Robyn Hitchcock & The Venus 3
Psychedelic minstrel and all round groove merchant of both impeccable taste and chiliastic calibre, Robyn Hitchcock (who else?), returns with Propellor Time, his third Venus 3 album since 2006 - Venus 3 being the three-piece outfit with which the Hitch has surrounded himself of late.
And jolly fab, if not a tad idiosyncratic they are too.
This ought hardly be surprising, considering they are made up of former Ministry drummer Bill Rieflin, Young Fresh Fellow, Scott McCaughey on bass, and the irrepressible REM guitarist, Peter Buck, on assorted jingle-jangle sparkle. So as Venus 3, said three contribute to Hitchcock’s quasi-existentialist musicality in such a way that it sounds as if they’ve been together for at least thirty-five years.
The mercurial opener ‘Star of Venus,’ being a perfect example of the exquisite understanding conveyed throughout. With a relaxed, cerebral feel that so many of today’s young bucks would clearly fail to muster in a hundred million elongated life-times (with the possible exception of The Arctic Monkeys), the interaction betwixt the four is both wry and wondrous to behold. Replete with Hitchcock’s quirky and eccentric Englishness - which is admittedly not too far removed from Syd Barrett era Pink Floyd - it is immediately apparent that this, along with ‘The Afterlight’ that follows, is not the sort of song you’re ever likely to hear on the Ken Bruce Show.
To a certain degree, this might be considered a good thing - although from a shifting product perspective, perhaps not quite as inspiring to the man in question as that of the dreadful Leona Lewis.
Still, as Tony Soprano likes to say, ‘waddaya gonna do?’
Bequeath the world with turgid repetition or continue to traipse the boards of individuality?
That the kindred and utopian spirit Nick Lowe lends a hand - on what can only be considered the most lush of harmonies on three tracks - is an added bonus; as is the appearance of former Zep multi-instrumentalist, John Paul Jones, on mandolin.
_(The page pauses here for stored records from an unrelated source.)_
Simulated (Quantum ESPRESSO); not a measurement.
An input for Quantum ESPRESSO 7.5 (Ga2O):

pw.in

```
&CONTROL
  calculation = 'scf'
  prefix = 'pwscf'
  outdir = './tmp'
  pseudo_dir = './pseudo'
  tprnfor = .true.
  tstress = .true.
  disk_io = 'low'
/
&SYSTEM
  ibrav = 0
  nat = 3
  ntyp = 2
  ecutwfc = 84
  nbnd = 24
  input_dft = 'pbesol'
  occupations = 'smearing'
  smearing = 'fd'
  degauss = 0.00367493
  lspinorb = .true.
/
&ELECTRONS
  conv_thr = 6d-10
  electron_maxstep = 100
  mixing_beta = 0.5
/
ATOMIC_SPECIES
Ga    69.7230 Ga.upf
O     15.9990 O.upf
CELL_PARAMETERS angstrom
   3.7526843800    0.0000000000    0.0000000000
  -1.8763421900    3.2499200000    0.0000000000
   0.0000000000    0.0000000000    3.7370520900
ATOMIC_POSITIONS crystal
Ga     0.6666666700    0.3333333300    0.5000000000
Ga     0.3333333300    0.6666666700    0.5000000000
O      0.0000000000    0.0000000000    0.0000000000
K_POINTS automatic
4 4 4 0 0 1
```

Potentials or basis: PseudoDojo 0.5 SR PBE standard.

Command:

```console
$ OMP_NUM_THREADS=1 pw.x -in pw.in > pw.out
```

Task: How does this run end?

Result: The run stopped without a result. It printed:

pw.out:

While the latter’s contribution is on a live rendition of ‘Luckiness’ as well as the album’s closing track ‘Evolove,’Propellor Time’s stand-out track has to be ‘Ordinary Millionaire.’ Co-written with former Smiths guitarslinger, Johnny Marr, the song’s introduction arrives by way of Kate St. John’s austere and rather glorious cor anglais, before kicking in with the coolest of chord structures; eventually evolving into one of the most eloquent of (original) songs heard in a long time.
Moreover, it’s the trajectory of Robyn Hitchcock’s mid-period Revolver influence of The Beatles, along with the aforementioned Piper At The Gates of Dawn era Pink Floyd, which continues to align (t)his work with (occasional) brilliance, substance and coherence. Regardless of guest musicians.
For this reason alone, is the former Soft Boy’s work always worth investigated and delving into, even if only to momentarily remind oneself that music still actually counts for something - other than disgusting tax returns and deplorable, vacuous ratings.